85 years at Clark St - July 10, 2014
GREAT PARADE TO OPEN SPAN, HAIL NEW ERA – Clark Bridge to Be Ready July 10
That's the headline from the Chicago Daily Tribune on June 30, 1929. The parade consisted of ten groups depicting the development of Clark Street from Indian trail to modern city thoroughfare. Organized by the North Clark Street merchants, the parade was a celebration of the new bridge and a show of appreciation to the Chicago Public Works Department for completing the bridge six months ahead of schedule.
Movable bridges have been at this Chicago River crossing since 1840 when a floating pontoon bridge was built. The swing bridge era began in 1856 and continued until the current bascule was built. The removal of the Clark Street swing bridge marked the end of the swing bridge era on the Main Stem of the Chicago River.
The last Clark Street swing bridge was removed sooner than expected when the sand sucker Sandmaster knocked the bridge off its turntable on April 30, 1929. Enough damage was done to the old bridge that fixing it made little sense with the new bascule under construction and nearing completion. The decision was made to abandon the old bridge and speed up the work on the new one. Remarkably, the first street cars crossed the new bridge only 48 days later on June 17.
With high tail-end curvaceous pony trusses and beaux arts styled bridgehouses, this Chicago-type trunnion bascule bridge has a striking and distinctive profile. The bridge plaque provides the organizations and individuals involved in the construction and design of the bridge.
Pony trusses were not well liked by members of the Chicago plan commission. In a 1930 Chicago Daily Tribune article Eugene Taylor managing director of the Chicago plan commission put it simply, “They look like the devil...”
As often the case, site constraints here trumped aesthetic desires. Subsurface conditions dictated that trunnions be at shallower depths than those on bridges to the east. This meant more structural steel showing above the bridge deck here.
It could be argued today that this bridge provides visual relief from the sameness of the rail height trusses used on the bridges between here and Michigan Avenue. This was the last bridge built using pony trusses in the downtown area.

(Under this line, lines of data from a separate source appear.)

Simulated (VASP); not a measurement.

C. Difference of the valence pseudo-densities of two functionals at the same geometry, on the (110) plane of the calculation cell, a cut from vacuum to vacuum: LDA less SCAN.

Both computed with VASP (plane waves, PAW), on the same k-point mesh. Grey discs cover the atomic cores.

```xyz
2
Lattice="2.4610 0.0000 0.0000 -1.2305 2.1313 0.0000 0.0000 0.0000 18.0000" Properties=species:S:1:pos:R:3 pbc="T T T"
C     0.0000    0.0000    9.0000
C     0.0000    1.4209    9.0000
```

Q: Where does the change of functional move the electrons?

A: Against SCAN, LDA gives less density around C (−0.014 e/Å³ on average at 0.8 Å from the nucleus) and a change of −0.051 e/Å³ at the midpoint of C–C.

The Sandmaster had a mishap under the new bridge during its first trip down the river since ramming the swing bridge. It collided with a barge and the wreckage prevented the bascule from being lowered into place. The accident caused a two hour delay but did not damage the bridge. After this encounter, the Sandmaster was the record holding bridge rammer – 45 collisions with 13 Chicago bridges in 3 years.
A number of things have happened in the eighty-five year life of this bridge. Probably the most unique event was the one time gathering of the Clark Street Bridge Percussion Orchestra on October 6, 2007. For an afternoon the bridge became a drum for six professional drummers and hundreds of spectators turned participants in concert. The event was organized by conceptual artist Hugh Musik for Chicago Artists Month. Eric Roth composed the music. It provided a different way to enjoy and appreciate one of Chicago's iconic bridges.
The Clark Street bridge is now operated about 40 times each year for seasonal sail boat runs to and from Lake Michigan. It is always amazing to see these Loop bridges operate.
Currently the south bank of the river between State and La Salle streets is undergoing a transformation as the Chicago Riverwalk is extended west. After the dust clears next spring it will be possible to walk under the Clark St bridge. There are a lot of reasons to like the Riverwalk, but for a bridge enthusiast the ability to watch a bridge rise above you is a special treat.